Your assignment is to make a regular expression parser. I expect you will work in Java, although most other languages are fine, just check with me. You should accept a regular expression as a string and a test string and output if the test string is or isn't in the language specified by the regular expression. You most probably will first that the regular expression, parse it, create a NFA from it, and simulate the NFA deterministically on the test string (by following the set of states the NFA is simultaneously pursuing). However, other approaches might be possible. There is undoubtably a lot of information about this on the web, since parsing and string pattern matching are really important subjects.

It would be easiest if you program worked from the command line, but you will probably make subroutines that take a pattern string and a test string. You might also make one subroutine that takes a pattern string and returns a reference to a pattern matching gizmo. A second call takes the reference to the gizmo and a test string and returns true or false. A few of the standard languages work this way in which the pattern matching NFA is constructed from the regular expression in a first step, and an pattern matching object returned. This object is then applied to test strings in a second step.

We agree that the syntax for regular expressions will follow the definition in the Sipser book, with a few modifications and clarifications.

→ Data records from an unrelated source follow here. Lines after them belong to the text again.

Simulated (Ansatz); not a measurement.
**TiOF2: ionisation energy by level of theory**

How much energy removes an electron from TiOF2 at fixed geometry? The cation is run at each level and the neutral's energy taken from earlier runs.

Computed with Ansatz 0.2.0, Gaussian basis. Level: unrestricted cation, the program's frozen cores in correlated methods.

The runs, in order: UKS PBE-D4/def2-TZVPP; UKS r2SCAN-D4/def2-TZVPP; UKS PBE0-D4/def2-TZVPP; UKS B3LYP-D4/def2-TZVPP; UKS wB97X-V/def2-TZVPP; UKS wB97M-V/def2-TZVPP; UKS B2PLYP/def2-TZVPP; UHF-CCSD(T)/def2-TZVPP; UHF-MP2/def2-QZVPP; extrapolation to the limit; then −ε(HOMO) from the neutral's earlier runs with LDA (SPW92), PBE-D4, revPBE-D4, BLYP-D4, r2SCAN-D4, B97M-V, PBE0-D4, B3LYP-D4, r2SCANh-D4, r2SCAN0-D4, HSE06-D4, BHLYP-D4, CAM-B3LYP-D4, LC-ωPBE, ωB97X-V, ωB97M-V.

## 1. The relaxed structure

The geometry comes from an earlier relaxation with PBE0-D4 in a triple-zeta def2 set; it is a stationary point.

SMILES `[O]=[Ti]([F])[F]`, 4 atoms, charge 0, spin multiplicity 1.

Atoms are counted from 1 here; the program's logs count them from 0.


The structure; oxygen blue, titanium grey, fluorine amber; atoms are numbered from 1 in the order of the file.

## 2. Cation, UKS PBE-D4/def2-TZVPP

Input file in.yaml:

  1. The characters a,b c, ... , z are regular expressions.
  2. The character E is a regular expression denoting the empty string.
  3. The character Z is a regular expression denoting the empty set.
  4. If X and Y are regular expressions, so is ( X | Y ), representing union.
  5. If X and Y are regular expressions, so if (XY), representing concatenation.
  6. If X is a regular expression, so is (X*), representing star.
  7. For convienience, the character . (dot) is the regular expression for the language of any single character, a through z.
  8. Any string of characters, such as the three characters cat, is short for the concatentation, dropping parentheses. Strictly speaking we should otherwise write (c(at)) or ((ca)t).
  9. White space is ignored.
Hopefully this works out. Let me know if there are any large problems getting this to work simply.